Question to the Home Office:
To ask the Secretary of State for the Home Department, how many serious crimes were solved by communications data since 2010; what the classification of those crimes was; and how many serious crimes there were in that period.
As my Right Honourable Friend, the Home Secretary, made clear in the statement
made to the House on 10 July, Official Report, columns 456-459, communications
data is an absolutely fundamental tool in the investigation of serious crime.
The Crown Prosecution Service Organised Crime Division has indicated that
communications data plays a role in 95% of the serious and organised crime
cases that they handle. An Association of Chief Police Officers' survey from
2012 demonstrated the wide range of serious crime types that communications
data is used to investigate, including terrorism, drugs trafficking and child
abuse. Total crime figures, recorded by the police, and including breakdowns
by crime type, can be found on the Office for National Statistics website.

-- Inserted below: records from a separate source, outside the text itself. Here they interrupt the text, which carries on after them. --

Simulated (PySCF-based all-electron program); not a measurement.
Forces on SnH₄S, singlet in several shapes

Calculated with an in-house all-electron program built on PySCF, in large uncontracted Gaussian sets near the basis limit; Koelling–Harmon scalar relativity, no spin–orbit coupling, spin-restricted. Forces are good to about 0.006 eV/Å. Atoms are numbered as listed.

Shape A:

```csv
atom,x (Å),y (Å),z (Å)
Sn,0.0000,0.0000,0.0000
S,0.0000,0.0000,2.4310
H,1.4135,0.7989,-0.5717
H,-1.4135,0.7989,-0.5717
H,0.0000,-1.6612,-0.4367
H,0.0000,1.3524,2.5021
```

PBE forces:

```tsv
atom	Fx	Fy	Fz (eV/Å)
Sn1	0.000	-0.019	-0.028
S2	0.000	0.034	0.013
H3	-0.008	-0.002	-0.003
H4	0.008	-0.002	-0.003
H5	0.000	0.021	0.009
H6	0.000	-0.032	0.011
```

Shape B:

Law enforcement agencies do not routinely make a record of all of the
investigatory techniques that they use when investigating individual crimes, as
there is no operational reason to do so. However, Keith Bristow, Director
General of the National Crime Agency, made clear in his speech to the Police
Foundation on 24 June that communications data is most commonly used in the
investigation of the most serious offences, such as murder, rape and kidnap,
and that communications data is overwhelmingly the most powerful tool available
to those investigating child sexual exploitation.